Except I didn't get around to it until my flight home for Christmas about eight months later. But get around to it I did, and I didn't regret it. For those of you who are unfamiliar with Wodehouse's characters, Bertie Wooster is a young English gentleman, and Jeeves is his personal valet and right-hand man. Code of the Woosters is only one of many stories and books that Wodehouse wrote featuring the two, and it isn't the first, but I had no trouble getting into the swing of the story or picking up on the background.

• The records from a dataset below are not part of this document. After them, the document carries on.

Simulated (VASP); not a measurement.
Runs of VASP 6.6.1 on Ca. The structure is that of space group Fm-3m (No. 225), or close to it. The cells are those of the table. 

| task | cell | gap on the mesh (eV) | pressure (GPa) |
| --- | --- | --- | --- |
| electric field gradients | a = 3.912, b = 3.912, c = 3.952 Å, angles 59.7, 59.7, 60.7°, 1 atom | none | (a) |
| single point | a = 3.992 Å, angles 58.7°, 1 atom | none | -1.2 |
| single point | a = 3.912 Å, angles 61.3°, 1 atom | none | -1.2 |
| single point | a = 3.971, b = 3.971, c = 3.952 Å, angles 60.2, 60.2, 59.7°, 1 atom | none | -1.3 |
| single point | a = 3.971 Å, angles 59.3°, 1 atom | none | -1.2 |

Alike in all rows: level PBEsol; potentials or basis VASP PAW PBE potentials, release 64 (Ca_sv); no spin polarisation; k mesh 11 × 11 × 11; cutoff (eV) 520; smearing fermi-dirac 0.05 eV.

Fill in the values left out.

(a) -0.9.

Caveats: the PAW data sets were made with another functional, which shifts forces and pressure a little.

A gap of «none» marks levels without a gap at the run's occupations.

I laughed the whole way through. The ridiculousness of the situation in which Wooster finds himself is made all the funnier by the earnestness with which he explains it to the reader. In this case, it involves a marriage (not Wooster's) and an aunt and a nabbed policeman's helmet and a cow-creamer, and that's about all you need to know. And Jeeves calmly and quietly helps Wooster extricate himself from that situation with an equally-matched seriousness...and an amused smile that is never once written directly into the text, but shines through the subtext at intervals. That hidden smile brilliantly complements that earnestness with which Wooster is weaving his tale, and I think this is what I loved most about the book. Wooster is the narrator, and Jeeves is the interested onlooker, and as readers we can legitimately step into and relate to either role. Combined with Wodehouse's wit and clever writing, it makes what is really a slapstick comedy at heart into something much funnier than the already funny surface story.
I'll probably pick up another book at some point in the not-to-distant future, and I already put a hold on a couple DVDs at the local library. I'm looking forward to more.